A Python-based, distributed MapReduce solution.


Keywords
mapreduce, jobx, jobs, workers
License
GPL-2.0
Install
pip install mapreduce==0.3.5

Documentation

This project is still under active development, though largely finished. It is currently being tested in a production environment. The documentation is being incrementally completed.

Overview

JobX is a Python-based MapReduce solution. The JobX project is entirely written in Python, as are the queue and KV clients. However, the actual distributed queue (NSQ) and distributed KV (etcd) are written in Go.

Many of the configuration options have reasonable defaults so as to be as simple as possible to experiment with. All you need is a local instance of NSQ and etcd, which are, themselves, almost trivial to setup.

Installing JobX

Dependencies

  • nginx

  • Python 2.7 (gevent is not Python 3 compatible)

  • go:

    $ sudo apt-get install golang
    
  • etcd:

    $ git clone git@github.com:coreos/etcd.git
    $ cd etcd
    $ ./build
    
    $ sudo mkdir /var/lib/etcd
    $ sudo bin/etcd -addr=127.0.0.1:4001 -data-dir=/var/lib/etcd -name=etcd1
    
  • nsq:

    $ sudo apt-get install gpm
    $ mkdir ~/.go
    $ GOPATH=~/.go go get github.com/bitly/nsq/...
    
    $ sudo mkdir /var/lib/nsq
    $ cd /var/lib/nsq
    $ sudo ~/.go/bin/nsqd
    
  • Install Nginx.

Configuration

  1. Configure Nginx:

    upstream mapreduce {
        server unix:/tmp/mr.gunicorn.sock fail_timeout=0;
    }
    
    server {
            listen 80;
    
            server_name job1.domain;
            keepalive_timeout 5;
    
            access_log /tmp/nginx-mr-access.log;
            error_log  /tmp/nginx-mr-error.log;
    
            location /s {
                root /usr/local/lib/python2.7/dist-packages/mr/resources/static;
                try_files $uri $uri/ =404;
            }
    
            location / {
                proxy_set_header X-Forwarded-For $proxy_add_x_forwarded_for;
                proxy_set_header Host $http_host;
                proxy_redirect off;
    
                proxy_pass http://mapreduce;
            }
    }
    
  2. Set the following two environment variables (either in your profile, or /etc/environment):

    export MR_ETCD_HOST=127.0.0.1
    export MR_NSQD_HOSTS=127.0.0.1
    export MR_WORKFLOW_NAMES=test_workflow
    
  1. Create workflow:

    mr_kv_workflow_create test_workflow "Jobs that assist build and deployment."
    
    Even though *test_workflow* is actually the default workflow name in the system, we explicitly specify it in the variables above so that it's clear how to for when you'll need to with your own workflow.
    
  2. Load handlers:

    ..write and load handlers
    
  3. Load steps:

    ..create step(s)
    
  4. Load jobs:

    ..create job
    
  5. Start:

    mr_start_gunicorn_dev
    

Handler Management

In order to both alleviate the annoyance of having to maintain current copies of the sourcecode for handlers on every job worker, we store the source-code to the KV. It is syntax-checked when loaded, the metadata header is parsed, the code is compiled, and the compiled object is committed to the "library". There is a sync script that can be sure to push updated handler code, ignored unchanged handlers, and remove handlers for which no file is found and no steps refer.

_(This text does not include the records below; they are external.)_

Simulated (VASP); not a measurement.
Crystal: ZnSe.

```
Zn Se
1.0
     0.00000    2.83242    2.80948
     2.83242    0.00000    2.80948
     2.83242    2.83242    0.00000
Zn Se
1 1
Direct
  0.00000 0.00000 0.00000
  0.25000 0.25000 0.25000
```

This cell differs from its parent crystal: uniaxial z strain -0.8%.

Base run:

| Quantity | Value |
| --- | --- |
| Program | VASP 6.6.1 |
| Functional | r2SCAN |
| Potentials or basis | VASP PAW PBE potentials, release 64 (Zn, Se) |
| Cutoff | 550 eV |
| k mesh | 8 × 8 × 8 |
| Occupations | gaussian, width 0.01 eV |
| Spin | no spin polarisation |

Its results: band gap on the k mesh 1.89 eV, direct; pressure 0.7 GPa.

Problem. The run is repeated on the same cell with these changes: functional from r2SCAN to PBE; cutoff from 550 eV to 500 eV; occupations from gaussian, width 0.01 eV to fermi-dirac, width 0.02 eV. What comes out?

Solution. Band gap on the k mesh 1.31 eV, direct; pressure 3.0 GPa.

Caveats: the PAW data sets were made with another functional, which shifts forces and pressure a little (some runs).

The job workers will check the KV for updates approximately every ten-seconds, and merge them.

Shared Filesystem

There is general support for a distributed, shared filesystem between the handlers of the same workflow. The filesystem is for general use, such as prepopulating it with assets that are required for your operations, using it as a workspace for temporary files, as well as using it to deposit final artifacts, to be picked-up upon completion of the job. Any supported filesystem will share a common interface. Currently, there is only support for Tahoe LAFS.

You must define environment variables with the required parameters to enable this functionality.

Sessions

When it comes to flow, mappers receive the data (key-value pairs), first. If this data represents actual arguments, then your logic might determine what comes next dynamically. Your mapper may branch to downstream mappers in order to collect data that you require to perform your primary task, and your reducer may then act on it. However, the reducer may need access to some of the same data that your mapper had. Unfortunately, where the mapper receives data that it is free to slice and reorganize, the reducer only receives a collection of results from mappers that yielded data. Unless the mappers forwarded data down to the eventual result (potentially being of no actual use intermediary mapper), the reducer may need some of that original information to complete its task.

This is what sessions are for. Every mapper invocation is given a private, durable namespace in which to stash data that only the corresponding reducer will have access to. This data will be destroyed at the completion of the request like all of the other request-specific entities.

There are tools available to debug sessions, if needed.

Scope Factories

Scope factories are a mechanism that allow you to inject variables into the global scope of each handler. A different scope factory can be defined for each workflow. Though you can inject the same variables into the scope of every handler [in the same workflow], the scope-factory will also receive the name of the handler. This allows you to provide sensitive information to some, but not all, handlers.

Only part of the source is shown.